What are the advantages of separable extensions?

Question

I understand the definition of separable extensions very well. But I want to understand whether it holds importance as an individual concept, or does it only make sense when it's paired along with the extension being normal and thus Galois. I mean, what advantage does it give you when your polynomial doesn't have repeated roots? (I understand when it's Galois, we'll have our Galois group permuting all the roots but if it's not Galois, could we still have some benefits?)

Answer 1

You can do Galois theory with separable extensions, you don't actually need them to be Galois, altough the situation is a bit better for Galois extensions. Let $K$ be a base field, and let us fix $\bar{K}$ a separable closure of $K$; let $\Gamma = Gal(\bar{K}/K)$ the absolute Galois group of $K$ (wich technically depends on the choice of $\bar{K}$, but not really).

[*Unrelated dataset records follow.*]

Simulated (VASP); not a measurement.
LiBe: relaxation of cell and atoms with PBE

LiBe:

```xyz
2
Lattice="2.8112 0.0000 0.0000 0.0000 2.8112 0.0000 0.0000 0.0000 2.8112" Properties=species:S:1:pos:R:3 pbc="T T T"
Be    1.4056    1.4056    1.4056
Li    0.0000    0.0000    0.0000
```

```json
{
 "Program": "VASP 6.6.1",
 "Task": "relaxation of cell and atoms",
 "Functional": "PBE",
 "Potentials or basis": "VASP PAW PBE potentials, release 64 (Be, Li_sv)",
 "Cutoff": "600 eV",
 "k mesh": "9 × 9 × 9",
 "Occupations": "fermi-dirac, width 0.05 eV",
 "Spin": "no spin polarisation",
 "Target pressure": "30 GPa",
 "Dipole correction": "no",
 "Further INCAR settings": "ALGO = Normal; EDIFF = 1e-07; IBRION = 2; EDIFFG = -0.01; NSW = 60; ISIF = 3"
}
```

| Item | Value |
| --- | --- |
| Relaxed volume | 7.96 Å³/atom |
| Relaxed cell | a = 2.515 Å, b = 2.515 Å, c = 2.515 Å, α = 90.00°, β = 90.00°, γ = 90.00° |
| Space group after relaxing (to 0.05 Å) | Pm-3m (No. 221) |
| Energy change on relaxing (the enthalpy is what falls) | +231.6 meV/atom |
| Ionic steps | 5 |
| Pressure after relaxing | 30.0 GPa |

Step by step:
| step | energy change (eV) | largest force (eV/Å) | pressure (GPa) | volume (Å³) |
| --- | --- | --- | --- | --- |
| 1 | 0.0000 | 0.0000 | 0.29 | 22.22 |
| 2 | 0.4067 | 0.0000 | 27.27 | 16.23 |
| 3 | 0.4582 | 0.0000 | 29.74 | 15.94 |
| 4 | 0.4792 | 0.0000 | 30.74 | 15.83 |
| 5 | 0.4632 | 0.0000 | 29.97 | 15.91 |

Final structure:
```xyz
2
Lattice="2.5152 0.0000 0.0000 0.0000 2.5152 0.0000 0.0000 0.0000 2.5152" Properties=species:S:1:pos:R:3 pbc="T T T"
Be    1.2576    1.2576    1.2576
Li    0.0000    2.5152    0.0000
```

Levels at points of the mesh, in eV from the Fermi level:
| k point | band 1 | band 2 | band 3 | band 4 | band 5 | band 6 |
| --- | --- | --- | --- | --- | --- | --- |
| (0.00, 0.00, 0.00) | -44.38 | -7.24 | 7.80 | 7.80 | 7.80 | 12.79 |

For any extension $L/K$, you can associate the set $X(L)$ of $K$-algebra morphisms $L\to \bar{K}$. There is a canonical action of $\Gamma$ on $X(L)$, simply by acting naturally on $\bar{K}$. If we can write $L=K(\theta)$, and $P\in K[X]$ is the minimal polynomial of $\theta$, then we can naturally identify $X(L)$ with the set of roots of $P$ in $\bar{K}$; this is what is usually done in Galois theory, but $X(L)$ is more fundamental, and does not depend on the choice of some $\theta$, and furthermore also works when $L/K$ is infinite.

Then when $L/K$ is (finite) separable, you have a nice behaviour: $|X(L)|=[L:K]$, and the action of $\Gamma$ on $X(L)$ is transitive and continuous (if $X(L)$ is seen as discrete, and $\Gamma$ has its usual Krull topology). If $L/K$ is actually Galois, then all points in $X(L)$ have the same stabilizer $G\subset \Gamma$ which is an open normal subgroup (usually all points have conjugate stabilizers), and $Gal(L/K)=\Gamma/G$, so the action of $\Gamma$ factors through that of $Gal(L/K)$ and you recover the usual action of the Galois group on roots of a polynomial.

Furthermore, you can recover $L$ from $X(L)$: if $X$ is any finite discrete transitive $\Gamma$-set, then we can define $L(X)$ as the $K$-algebra of morphisms $X\to \bar{K}$ of $\Gamma$-sets. This is a separable extension of $K$, and the processes $L\mapsto X(L)$ and $X\mapsto L(X)$ are inverse to each other. We actually get a anti-equivalence between finite separable extensions of $K$ and finite discrete transitive $\Gamma$-sets (this is a stronger statement of the usual fundamental theorem of Galois theory).

In the end, you see that Galois theory is really about separable extensions, the case of Galois extensions is just the nicer case where the $\Gamma$-action factorizes through a normal subgroup. On the other hand, none of this works for non-separable extensions: there is of course no chance to recover $L$ from $X(L)$ when $L/K$ is inseparable, since $X(L)$ may very well be a singleton even though $L/K$ is non-trivial (this happens when $L=K(\sqrt[p]{a})$ in characteristic $p$).

Answer 2

When a finite extension $L/K$ is separable then we have the following equality which is very useful:

$$\bigl|\mathrm{Hom}_K(L,K^{\mathrm{alg}})\bigr|=[L:K]$$

You also have the primitive element theorem and more!